Even so, I still think Ben, when he decides to truly start helping people, as opposed to merely defending himself and Peter from a myriad of threats - Kaine, the Jackal, all the rest - is done from his own desire to help. I'm sure he feels Peter's guilt over Uncle Ben's death, but I think he rejects it, since it isn't his memory. Which means it shouldn't be driving him to help people as it has Peter at times. Ben's helping because like it or not, it's the right thing to do. This is the attitude I think Peter has most of the time, the guilt thing just kicks in when he starts thinking of throwing the costume in a trash can again.
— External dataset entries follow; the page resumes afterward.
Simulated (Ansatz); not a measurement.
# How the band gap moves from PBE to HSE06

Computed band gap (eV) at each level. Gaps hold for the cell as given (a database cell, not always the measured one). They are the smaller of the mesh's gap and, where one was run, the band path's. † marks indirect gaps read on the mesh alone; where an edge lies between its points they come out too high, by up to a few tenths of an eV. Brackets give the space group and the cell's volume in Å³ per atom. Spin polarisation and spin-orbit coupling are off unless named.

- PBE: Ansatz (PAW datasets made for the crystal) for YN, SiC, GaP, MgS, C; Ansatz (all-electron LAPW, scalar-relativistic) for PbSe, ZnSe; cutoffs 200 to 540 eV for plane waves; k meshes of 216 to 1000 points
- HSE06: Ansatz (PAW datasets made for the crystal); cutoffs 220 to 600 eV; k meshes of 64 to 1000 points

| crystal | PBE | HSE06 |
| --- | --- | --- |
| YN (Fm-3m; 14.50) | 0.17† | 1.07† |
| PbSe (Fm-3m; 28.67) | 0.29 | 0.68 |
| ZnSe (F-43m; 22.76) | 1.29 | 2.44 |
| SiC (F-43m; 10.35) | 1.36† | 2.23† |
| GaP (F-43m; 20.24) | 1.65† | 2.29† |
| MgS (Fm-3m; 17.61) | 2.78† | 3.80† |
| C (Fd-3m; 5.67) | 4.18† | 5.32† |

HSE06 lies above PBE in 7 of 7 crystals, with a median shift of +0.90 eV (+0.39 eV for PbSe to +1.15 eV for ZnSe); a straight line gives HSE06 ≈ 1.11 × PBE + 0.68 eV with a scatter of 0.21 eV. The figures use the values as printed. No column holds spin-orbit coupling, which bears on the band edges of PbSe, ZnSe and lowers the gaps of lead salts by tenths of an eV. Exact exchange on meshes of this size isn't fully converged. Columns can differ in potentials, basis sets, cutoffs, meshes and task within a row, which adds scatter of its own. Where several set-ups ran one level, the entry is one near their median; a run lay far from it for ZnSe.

Plus, there's the aspect of Ben returning to a place he remembers, a place full of people he remembers, none of whom know him. He has all the memories, but it's a one-way street because someone else already occupies the spot in their lives he would. Which makes him feel that unreality of his existence more keenly. He stays, partly for selfish reasons, partly to help Peter, and he's able to build a life of his own. Get a job, make some friends of his own, build acquaintances with people he knows from Peter's memories, but all those people know him as Ben Reilly. Being around Peter actually gives him the chance to try and define himself more fully from Peter, to show he's a separate entity by leaving a legacy of his own. One of the things I like about Spider-Girl is he's her "Uncle Ben", and it's his costume she wears, rather than her father's. Ben is able to overcome the ugly particulars of his birth and with a lot of ups and downs, formed connections, formed a life and is carried forward in the memories of others and his deeds, which is maybe the best you can hope for in life.

I enjoy how Ben is kind of a study of what defines a person, and how sometimes it's hard to tell when our actions are influenced by others. The idea that everyone has worth, and no one is just a copy to be used at someone else's discretion and tossed aside. Not to give up on people just because they get a little lost or confused for awhile. Also, he had impact webbing and those little stinger things he could fire out of his web-shooters and I thought those were pretty cool.

As a final point, having Peter retire from web-slinging to focus on being a husband and expectant father, handing the title of Spider-Man off to Ben is a heck of a lot better way to get single Spider-Man than the One More Day nonsense Quesada and Co. foisted on us.